A Mobius strip is a surface which is diffeomorphic to the surface $S$ defined below.
Let $α : R → R^{3}$ be defined as $α(t) = (\cos{t},\sin{t}, 0)$. Let $ψ : R × (−1, 1) → R^{3}$
be defined as $ψ(t, s) = 5α(t) + s(\cos(\frac {t}{2})(0, 0, 1) + \sin(\frac {t}{2})α(t))$.
$(5\cos{t},5\sin{t}, 0) + s \sin(\frac {t}{2}) (\cos{t},\sin{t}, 0) + s \cos(\frac {t}{2})(0, 0, 1) $ In this form its allittle easier to view this is cylindrical coordinates.
With some help i have finally been able to visualize this as a circle of radius 5 with a line segment on the end of radius of the circle moving around the entire circle while completing a flip of the line segment with one rotation about the axis. s appears to control the length of this line segment and seems to change the orientation of the line segment? as it transitions through s=0.
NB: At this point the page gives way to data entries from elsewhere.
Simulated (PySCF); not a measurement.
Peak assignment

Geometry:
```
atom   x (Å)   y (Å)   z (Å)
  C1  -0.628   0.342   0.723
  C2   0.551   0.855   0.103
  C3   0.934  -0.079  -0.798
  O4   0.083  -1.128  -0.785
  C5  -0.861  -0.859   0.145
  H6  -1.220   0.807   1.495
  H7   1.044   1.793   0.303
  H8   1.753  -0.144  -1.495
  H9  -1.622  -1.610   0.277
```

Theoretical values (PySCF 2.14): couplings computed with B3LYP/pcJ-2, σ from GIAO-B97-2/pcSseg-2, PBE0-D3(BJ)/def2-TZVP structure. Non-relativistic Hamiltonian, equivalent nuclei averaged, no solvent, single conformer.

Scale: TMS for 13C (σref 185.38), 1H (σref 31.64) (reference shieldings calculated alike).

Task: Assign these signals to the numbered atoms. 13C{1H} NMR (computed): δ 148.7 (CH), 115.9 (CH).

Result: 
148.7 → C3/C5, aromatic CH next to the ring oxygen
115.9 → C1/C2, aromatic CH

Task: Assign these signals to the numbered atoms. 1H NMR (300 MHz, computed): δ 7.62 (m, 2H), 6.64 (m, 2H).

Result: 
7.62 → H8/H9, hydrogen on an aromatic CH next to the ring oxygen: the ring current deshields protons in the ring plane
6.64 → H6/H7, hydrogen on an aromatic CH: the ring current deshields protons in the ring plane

Sketch the image $S$ of $ψ$. Mobius band turning counter clockwise when s is negative clockwise when s is positive. appears to be a half turn each way. when s=0 we got a circle of radius 5.
Show that S is a $C^{\infty}$ in $ \mathbb{R^{3}}$
i think i need to do this in a range from 0 to $\pi$ and $ \pi $ to 2 $ \pi $ where the area is s 2.5 $ \pi $ for each half?
Bounty Award: I would like an approach to show its a $C^{\infty}$ surface preferably by using patchs not the IFT any ideas how to set this up is sufficient for bounty.
I am given in the Question that this is diffemorphic to mobius strip. Can i somehow use that and the fact that a mobius strip is a surface to show that this if a surface?